Wednesday, February 19, 2014

Snow in the Movies

With all the snow we've had this winter I have been asked about my favorite uses of snow in movies.  Here is a very subjective list.

John Ford's The Searchers (1957).  Often in Westerns snow is hostile, something to overcome.  As Ethan Edwards and Martin Pawley search for Debbie, captured by Indians, they come across a massacre of Indians by U.S. troops in the snow, as the Indians have had to seek shelter in forts because the buffalo are being killed off.  While the snow falls on Martin and Ethan they have to turn back and Ethan, more determined than ever, says it means nothing:  "We'll find her, as sure as the turning o' the earth."
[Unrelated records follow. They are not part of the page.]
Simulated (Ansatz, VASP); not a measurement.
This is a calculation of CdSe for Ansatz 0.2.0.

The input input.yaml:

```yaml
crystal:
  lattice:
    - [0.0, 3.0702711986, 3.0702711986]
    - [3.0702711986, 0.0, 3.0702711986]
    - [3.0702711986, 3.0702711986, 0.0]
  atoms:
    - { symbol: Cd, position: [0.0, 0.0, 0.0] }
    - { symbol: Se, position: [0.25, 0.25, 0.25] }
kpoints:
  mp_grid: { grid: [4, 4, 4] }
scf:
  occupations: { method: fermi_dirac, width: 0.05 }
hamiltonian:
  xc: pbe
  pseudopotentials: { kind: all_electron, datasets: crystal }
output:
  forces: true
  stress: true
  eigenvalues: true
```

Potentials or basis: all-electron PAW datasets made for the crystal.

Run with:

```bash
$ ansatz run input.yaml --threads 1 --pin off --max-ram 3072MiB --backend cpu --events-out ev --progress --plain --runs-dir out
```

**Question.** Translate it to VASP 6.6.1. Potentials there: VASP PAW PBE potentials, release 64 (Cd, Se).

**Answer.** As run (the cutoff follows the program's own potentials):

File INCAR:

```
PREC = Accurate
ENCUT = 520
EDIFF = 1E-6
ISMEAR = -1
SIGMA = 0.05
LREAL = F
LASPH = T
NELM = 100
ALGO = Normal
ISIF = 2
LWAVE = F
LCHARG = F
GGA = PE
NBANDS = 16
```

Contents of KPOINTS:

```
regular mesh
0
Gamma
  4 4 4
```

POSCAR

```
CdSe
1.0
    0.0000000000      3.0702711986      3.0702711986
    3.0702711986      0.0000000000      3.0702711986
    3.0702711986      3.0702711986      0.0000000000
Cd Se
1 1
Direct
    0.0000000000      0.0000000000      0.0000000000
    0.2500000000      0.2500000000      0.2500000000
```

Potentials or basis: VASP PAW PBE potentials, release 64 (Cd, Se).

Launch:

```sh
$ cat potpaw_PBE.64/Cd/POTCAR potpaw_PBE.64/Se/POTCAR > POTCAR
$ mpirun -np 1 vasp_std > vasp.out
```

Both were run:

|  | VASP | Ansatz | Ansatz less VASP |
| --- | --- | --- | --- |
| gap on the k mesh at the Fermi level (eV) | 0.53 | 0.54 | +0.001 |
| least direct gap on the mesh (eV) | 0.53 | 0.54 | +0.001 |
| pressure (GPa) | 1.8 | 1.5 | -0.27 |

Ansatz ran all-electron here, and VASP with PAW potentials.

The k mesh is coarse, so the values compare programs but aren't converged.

William Wellman's Track of the Cat (1954).  During the winter, with the land covered by snow, a mountain lion is killing people and cattle.  The search for the mountain lion takes place in a bleak, black-and-white universe beautifully filmed in color.

Anthony Mann's The Far Country (1954).  Mann was particularly adept at natural exteriors, as settlers battle the snow and ice in Alaska.

Raoul Walsh's Northern Pursuit (1943).  A Canadian Mountie looks for Nazis in the snow.

King Vidor's War and Peace (1956).  The horror of the snow and cold of the Russian winter
does in Napoleon in this intelligent filming of the Tolstoy novel.

Nicholas Ray's The Savage Innocents (1961) shows how hard it is for Inuits to adapt to modern customs.  Should be seen in connection with Robert Flaherty's Nanook of the North (1922), a contrived documentary dealing with similar situations.

D. W. Griffith's Way Down East (1922) in which Lillian Gish is banished in the snow for her moral failings and becomes adrift on an ice floe.

Andre De Toth's Day of the Outlaw (1959), a beautiful Western in which a snowed-in town is held hostage.

Howard Hawks's The Thing (1951) in which an alien lands in the Arctic.

Samuel Fuller's Fixed Bayonets (1951):  the Korean War in the snow and ice; an unusual example of a war film in the snow; Roger Corman's Ski Troop Attack (1960) is another.

Then there are romantic films, musicals, and comedies, where snow is usually more benign, often signifying reconciliation, especially at Christmas.

Vincente Minnelli's Meet Me in St. Louis (1944), where Judy Garland sings, ironically, "Have Yourself a Merry Little Christmas" as her sister destroys snowmen, angry that the family is moving from St. Louis.

Ernst Lubitsch's The Shop Around the Corner (1940), where misunderstandings are cleared up in the snow in time for Christmas.

Charlie Chaplin's The Gold Rush (1925), effective scenes of snow isolating people from each other and their feelings.

Jacques Demy's Les Parapluies de Cherbourg (1964), in which separated lovers, now married to others, meet briefly in the snow.

Fran Borzage's The Mortal Storm (1940), in which snow is a means of escape from the Nazis but also means death.

Douglas Sirk's All That Heaven Allows (1956), in which a couple are reunited because of an accident in the snow.

Leo McCarey's An Affair to Remember: Two lovers are reunited during a snowy Christmas after missing their meeting at the top of the Empire State Building.

Orson Welles's Citizen Kane (1940), in which a snow globe at death becomes a child playing in the snow with his sled.

And then there are those films that end with snow falling, usually as a symbol of fatalism and moving on.  This includes the Jacques Demy film mentioned above as well as John Huston's The Dead (1987) and Nuri Bilge Ceylan's Climates (2006).